Backpacking in 19 destinations in 19 months, the Omani youngster shares his life-defining tales with Hasan al Lawati to bring home the point: there is more to it than good food, star hotels and exotic places
To many tourists, travelling is all about staying in luxurious hotels, visiting iconic destinations and enjoying exotic cuisines. But this youngster took the road less travelled by most Omani tourists.
Fuelled by a strong passion to leave his footprint on the world, Saleh Al Khanjari embarked on a journey of hope, faith and love.
Backpacking in 19 overlooked destinations over a period of 19 months, the 26-year-old Omani lived in a remote village in Malawi, gardened at a Turkish family, volunteered at a refugee camp in Athens and slept in a crowded hostel in Mexico.
“Unfortunately, many so-called travellers care about covering a large number of countries in a short period of time rather than actually exploring the beauty of it or spending time with the locals,” he explained.
Inspired by a fellow traveller, Al Khanjari decided to get out of his comfort zone and quit his job as a well engineer to explore the world’s hidden gems.
“I wanted to prove to the world that travelling can not only be cheap, but very safe too. Here in the Arab world, we have totally wrong ideas about some countries. I challenged myself by travelling to places that others warned me against visiting,”
The free-spirited backpacker hitchhiked his way from Iran to Armenia, Georgia, Turkey, Bulgaria, Romania, Serbia, Macedonia, Albania, Greece and, finally, Muscat.
“It is important to learn a few words of every language to start a conversation. Solo travelling improves communication and leadership skills,” he said.
Al Khanjari had zero cooking skills before he started his daring lifestyle, but complete independency taught him how to cook basic meals with simple tools.
In Greece, on the second leg of his tour, he did volunteering work before heading for Germany and then to Mexico, his favourite destination.
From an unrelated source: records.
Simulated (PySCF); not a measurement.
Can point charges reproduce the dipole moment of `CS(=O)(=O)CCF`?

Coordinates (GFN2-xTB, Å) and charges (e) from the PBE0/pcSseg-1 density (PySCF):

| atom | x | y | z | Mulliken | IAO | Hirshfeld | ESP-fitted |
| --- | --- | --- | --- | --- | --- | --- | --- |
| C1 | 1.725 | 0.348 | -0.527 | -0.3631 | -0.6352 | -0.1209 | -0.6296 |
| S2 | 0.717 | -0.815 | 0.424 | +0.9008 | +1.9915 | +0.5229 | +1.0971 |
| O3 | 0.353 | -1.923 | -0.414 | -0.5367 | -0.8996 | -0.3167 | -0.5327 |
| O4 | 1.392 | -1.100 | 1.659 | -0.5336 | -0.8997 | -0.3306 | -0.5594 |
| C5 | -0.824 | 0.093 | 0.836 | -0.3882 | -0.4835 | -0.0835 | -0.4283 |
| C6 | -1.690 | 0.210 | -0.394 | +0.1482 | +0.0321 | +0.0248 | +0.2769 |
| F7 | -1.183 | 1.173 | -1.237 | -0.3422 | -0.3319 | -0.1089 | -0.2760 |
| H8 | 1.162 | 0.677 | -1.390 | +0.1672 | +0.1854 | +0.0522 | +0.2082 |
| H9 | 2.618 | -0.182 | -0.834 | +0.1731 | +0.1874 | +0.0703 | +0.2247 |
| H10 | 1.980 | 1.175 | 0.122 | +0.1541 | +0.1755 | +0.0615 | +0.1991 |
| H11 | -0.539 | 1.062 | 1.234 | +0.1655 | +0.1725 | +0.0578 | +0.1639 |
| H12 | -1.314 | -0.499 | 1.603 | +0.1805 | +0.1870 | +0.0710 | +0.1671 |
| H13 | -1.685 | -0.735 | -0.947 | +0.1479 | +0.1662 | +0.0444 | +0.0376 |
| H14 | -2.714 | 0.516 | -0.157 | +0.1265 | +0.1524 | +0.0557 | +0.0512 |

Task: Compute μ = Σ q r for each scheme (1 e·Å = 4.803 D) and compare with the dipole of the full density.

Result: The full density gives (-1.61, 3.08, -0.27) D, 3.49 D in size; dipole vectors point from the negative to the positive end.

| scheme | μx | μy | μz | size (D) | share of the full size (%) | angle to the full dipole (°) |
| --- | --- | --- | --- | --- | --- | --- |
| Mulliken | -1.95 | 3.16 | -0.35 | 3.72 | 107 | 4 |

“I fell in love with Mexico. The people there are similar to Omanis, very social and have family values families. Despite trying hard to spend as little as I could, the airfares, insurance covers and visas cost a lot,” he explained.
Humbled by the generosity of the people he met on the tour, and happy with the rich experience the tour had provided him, Al Khanjari has no plans to quit his travel quest at any time soon. And so are his 16,000 Instagram followers.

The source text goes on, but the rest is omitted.